Category Archives: farming
A bastion of privilege?
How quickly they forget!
It’s less than a year since most of our biggest retailers and dairy processors got stung with big fines for fixing the market for milk. They had manipulated the market to overpay producers and overcharge consumers. Now they’re doing exactly the same again, as the militant wing of the producers lobby applies pressure to pay them above market rates!
The underlying problem appears to be that most of the media and government always take the producers side. Indeed, our supermarkets stand more-or-less permanently accused of screwing their suppliers, and have faced one price-fixing investigation after another. So it’s all the more ironic that the only actual wrongdoing happened when they gave in to pressure from the farming lobby (which included media and indeed government of the day) and overpaid in 2002/3.
So far this time round it looks a lot like a repeat. Militant farmers blockade someone and issue press releases “we’re being paid less than the cost of production”. Media parrot the press releases without any questions of the kind they’d ask any normal business (“can’t you reduce those production costs? For example, keep that range rover a second year before replacing it?”[1]). Indeed, media go even further: sometime they positively incite further “direct action”, for example in an interview with one of the militants on the PM programme on Saturday. If you want to listen, it’s near the beginning, but this link is probably only available for a few days now.
Why does this farmers lobby (unlike most trade unions making similar demands) always have the media so firmly on-side? Could it be because of the association of farmers with landowners: the old aristocracy whose privilege cannot be questioned? If upstart newcomers benefit, that’s by-the-by, and as for tenant farmers (the ones who really aren’t rich), higher prices will just enable their landlords to charge higher rents, and vice versa, in the medium term.
Who will get fined this time round? Apart from the long-suffering consumer, of course. Fortunately I’m a lot richer than I was in 2002/3: milk is one of many things I can easily afford now but had to do without most of the time back then.
[1] Of course not every farmer has a new range rover every year: most of them are busy getting on with the job. But it’s precisely the kind of production cost that enables them to ‘prove’ they’re making a loss.
Open source farming
The Beeb’s early morning farming program[1] today featured a finalist in their “farmer of the year” media event. Today’s finalist is someone who makes a business growing herbs in Scotland, and I found it genuinely interesting.
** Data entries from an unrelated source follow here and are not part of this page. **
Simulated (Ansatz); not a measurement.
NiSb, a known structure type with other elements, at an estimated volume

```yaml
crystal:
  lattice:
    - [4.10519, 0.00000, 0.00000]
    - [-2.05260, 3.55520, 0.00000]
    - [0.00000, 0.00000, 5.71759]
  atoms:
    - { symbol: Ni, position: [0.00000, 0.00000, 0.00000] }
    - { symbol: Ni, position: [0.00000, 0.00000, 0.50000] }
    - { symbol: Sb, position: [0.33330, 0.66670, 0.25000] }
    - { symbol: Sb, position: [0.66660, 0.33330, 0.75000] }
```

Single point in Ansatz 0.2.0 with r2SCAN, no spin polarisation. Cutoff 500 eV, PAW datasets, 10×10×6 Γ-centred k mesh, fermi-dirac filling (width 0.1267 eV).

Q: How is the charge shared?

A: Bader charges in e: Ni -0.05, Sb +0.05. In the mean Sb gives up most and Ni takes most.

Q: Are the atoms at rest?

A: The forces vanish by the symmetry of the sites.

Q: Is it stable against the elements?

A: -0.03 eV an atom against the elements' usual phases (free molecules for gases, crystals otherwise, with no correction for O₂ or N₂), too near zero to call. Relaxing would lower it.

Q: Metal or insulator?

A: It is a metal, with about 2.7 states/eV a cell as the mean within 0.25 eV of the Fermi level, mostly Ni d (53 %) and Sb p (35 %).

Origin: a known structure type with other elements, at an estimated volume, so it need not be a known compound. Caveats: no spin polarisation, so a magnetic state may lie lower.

The Beeb’s farming coverage is mostly in the vanguard of the propaganda effort telling us that farmers are good but hard done by, and supermarkets (especially Tescos, the biggest and most successful) are evil. Today’s herb grower is a clear exception: he’s spent twenty years not whinging, but building a successful business instead. His biggest customer is Tescos, but rather than tow the usual BBC line, he explained that they shared the common goal of selling fresh herbs to consumers, to everyone’s benefit.
That positive attitude to cooperative marketing will look familiar to open sourcers, but doesn’t of itself make an open source style of business. What provoked me into blogging was the additional information that this farmer has spent a lot of time travelling the world in search of best practice and ideas, and shares them freely with whomsoever is interested. That sounds like a genuinely open source style of business model.
[1] no link – the website is wrong: either it’s featuring another day’s (week’s?) program, or they changed their minds. UPDATE – this link now works, but will probably change again.